Freshman perspective on Spring rush: the good, the great, the GDIs

By Lucy Rudman and Sonia Gueye
Junior Editors

Spring rush is arguably one of the busiest times at Sewanee. With roughly 200 freshman girls and 80 freshman boys participating in the week-long process, the event ultimately boiled down to Shake Day.

On Shake Day, Saturday, January 26, the girls received their single bid, slipped under their doors at some point from 9:30-10:30. The boys, having picked up their bid offers Friday, January 25, shook the hand of the fraternity representative of their choosing, which indicated their choice of fraternity. With 10 sorority options, and 11 fraternity options, there was a fit for everyone on campus.

“I’ve always wanted to rush because I love the idea of sisterhood,” Anna-Hawkins Dulaney, (C’22) said, “I’m really excited to see how my sorority will play a role in my life here.”

The idea of belonging was similarly echoed in the boys’ sentiments.

“Rushing and being a part of a fraternity is a way to find a new group of brothers who will help you grow,” Christian Snead (C’22) said, “both throughout college and throughout life.”

However, this belonging comes only after a week of informational sessions and daunting house visits. Rushers had two three-hour house visit sessions, on the afternoon of January 20, and the other on the night of January 21, where every rusher had to attend every house of their respective gender once.

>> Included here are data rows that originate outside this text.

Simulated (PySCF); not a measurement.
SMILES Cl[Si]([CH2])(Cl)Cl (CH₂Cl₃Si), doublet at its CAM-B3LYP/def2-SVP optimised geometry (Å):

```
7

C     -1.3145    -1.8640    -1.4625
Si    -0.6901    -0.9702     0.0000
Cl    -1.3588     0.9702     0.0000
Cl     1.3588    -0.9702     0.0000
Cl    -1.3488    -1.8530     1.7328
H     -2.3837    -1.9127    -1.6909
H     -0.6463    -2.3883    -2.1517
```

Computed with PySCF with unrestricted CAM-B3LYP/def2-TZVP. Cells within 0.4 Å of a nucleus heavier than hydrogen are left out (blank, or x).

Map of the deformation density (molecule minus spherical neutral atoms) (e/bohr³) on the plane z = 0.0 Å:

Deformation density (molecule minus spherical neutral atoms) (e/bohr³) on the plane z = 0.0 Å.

Additionally, “dirty rushing” and conversations with upperclassmen regarding rush rules, bids, or house preferences, could get a potential sister or brother expelled from their rushing class, a chance that many did not want to even consider.

“I was always super aware of the rules,” Delaney Wood (C’22) said, “I didn’t want to do anything to sacrifice my chance at rushing. It’s just too important to me.”

While it seems like the majority of campus, upperclassmen and first-years alike, is wrapped up in rush, there are people who chose to remain on the outside of the process.

“My answer to the question of whether I’m rushing or not usually merits the same set of reactions; people are surprised when I say no,” Jackson Harwell (C’22) said, “This, of course, is almost always followed by a second, more difficult question, ‘Why?’. The truth is, I didn’t rush because I didn’t want to, and there’s no bitterness in my saying that either.”

Ultimately, however, rushers and non-rushers alike, feel the effects of the week-long process, whether it’s the stress of squeezing in homework, or the acute awareness of lack of a role in the Greek community.

Harwell continued, “This Sewanee, the Sewanee that’s wrapped up in rush, where it feels like everyone except you is participating, it feels foreign to me. It feels like I’m just passing through.”